Question

This article gives a good overview on why structured exception handling is bad. Is there a way to get the robustness of stopping your server from crashing, while getting past the problems mentioned in the article?

I have a server software that runs about 400 connected users concurrently. But if there is a crash all 400 users are affected. We added structured exception handling and enjoyed the results for a while, but eventually had to remove it because of some crashes causing the whole server to hang (which is worse than just having it crash and restart itself).

So we have this:

  • With SEH: only 1 user of the 400 get a problem for most crashes
  • Without SEH: If any user gets a crash, all 400 are affected.
  • But sometimes with SEH: Server hangs, all 400 are affected and future users that try to connect.
Was it helpful?

Solution

Break your program up into worker processes and a single server process. The server process will handle initial requests and then hand them off the the worker processes. If a worker process crashes, only the users on that worker are affected. Don't use SEH for general exception handling - as you have found out, it can and will leave you wide open to deadlocks, and you can still crash anyway.

OTHER TIPS

Using SEH because your program crashes randomly is a bad idea. It's not magic pixie dust that you can sprinkle on your program to make it stop crashing. Tracking down and fixing the bugs that cause the crashes is the right solution.

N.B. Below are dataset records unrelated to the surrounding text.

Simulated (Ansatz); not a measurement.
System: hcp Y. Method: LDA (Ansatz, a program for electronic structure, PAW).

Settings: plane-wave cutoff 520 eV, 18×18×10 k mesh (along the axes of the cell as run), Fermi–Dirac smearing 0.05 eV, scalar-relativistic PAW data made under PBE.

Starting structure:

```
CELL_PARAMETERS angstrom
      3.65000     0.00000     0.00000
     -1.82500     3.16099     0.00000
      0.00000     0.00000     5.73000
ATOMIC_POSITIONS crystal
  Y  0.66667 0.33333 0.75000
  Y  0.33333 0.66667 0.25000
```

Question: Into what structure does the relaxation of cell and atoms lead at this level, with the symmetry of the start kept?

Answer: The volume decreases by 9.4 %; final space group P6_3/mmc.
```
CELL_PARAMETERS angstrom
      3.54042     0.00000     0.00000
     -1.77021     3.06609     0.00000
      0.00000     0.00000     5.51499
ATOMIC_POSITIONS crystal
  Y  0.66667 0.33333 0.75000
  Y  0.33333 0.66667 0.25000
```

Using SEH when you really need to handle a structured exception is fine. Larry Osterman made a followup post explaining what situations require SEH: memory mapped files, RPC, and security boundary transitions.

Fix the bugs in your program ? ;)

Personally I'd keep the SEH handlers in, have them dump out a call stack of where the access violation or whatever happened and fix the problems. The 'sometimes the server hangs' problem is probably due to deadlocks caused by the thread that had the SEH exception keeping something locked and so is unlikely to be related to the fact that you're using SEH itself.